Move from Hips, Not Habit
- Brittany Lewis

- Nov 13
- 2 min read
Most movement today is top-down—head and shoulders leading the way, hips following behind like an afterthought. But the hips are designed to lead. When movement starts from the pelvis, the rest of the body organizes naturally.

Your hips are your physical and energetic crossroads. They connect the stability of your legs with the mobility of your upper body. When they’re tight, movement feels forced. When they’re free, everything flows.
Why the Hips Hold So Much
The hip joints store more than tension—they hold emotion, fatigue, and survival instinct. Sitting compresses them, stress locks them, and both restrict circulation. By moving from the hips with awareness, you reintroduce motion where stagnation lived and free up the energy that supports digestion, creativity, and grounded confidence.
How to Practice
Today’s sequence moves through Tadasana, Urdhva Hastasana, Ardha Uttanasana, Ardha Kati Chakrasana, and Katichakrasana. Each posture layers on the last to retrain your body to initiate motion from the pelvis rather than the shoulders or knees.
Practical Benefits: How to Move from the Hips in Real Life
When lifting objects: Soften your knees and hinge from the hips instead of rounding your back. You’ll spare your spine every time.
While walking: Feel your hips glide naturally instead of holding them rigid. Let the movement ripple upward through the torso.
When stretching: Imagine the hips are the steering wheel, not the limbs. You’ll release tightness faster with less strain.
In emotional moments: Place a hand on your lower abdomen, breathe deeply, and gently sway from side to side. Motion discharges stuck emotion better than stillness.
At work: Stand up every hour and rotate your hips in small circles to reset blood flow and posture.

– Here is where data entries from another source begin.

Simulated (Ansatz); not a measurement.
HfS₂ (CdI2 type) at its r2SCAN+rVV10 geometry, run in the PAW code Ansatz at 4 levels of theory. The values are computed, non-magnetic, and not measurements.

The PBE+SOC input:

Physical & Energetic Benefits
Improves spinal mobility and posture
Increases circulation and lymphatic flow through pelvis and abdomen
Eases lower back discomfort
Releases trapped emotional energy
Restores coordination between lower and upper body
A Bit of History
Ancient yogic texts reference hip-opening movement as preparation for seated meditation. Before you could be still, you had to be mobile. The hips were the gateway—home to Apana Vayu, the downward-moving current of energy responsible for elimination and stability.
To move from the hips is to respect the root. You’re not just mobilizing joints—you’re realigning your relationship with gravity. When you do, the whole body learns to move as one intelligent system again.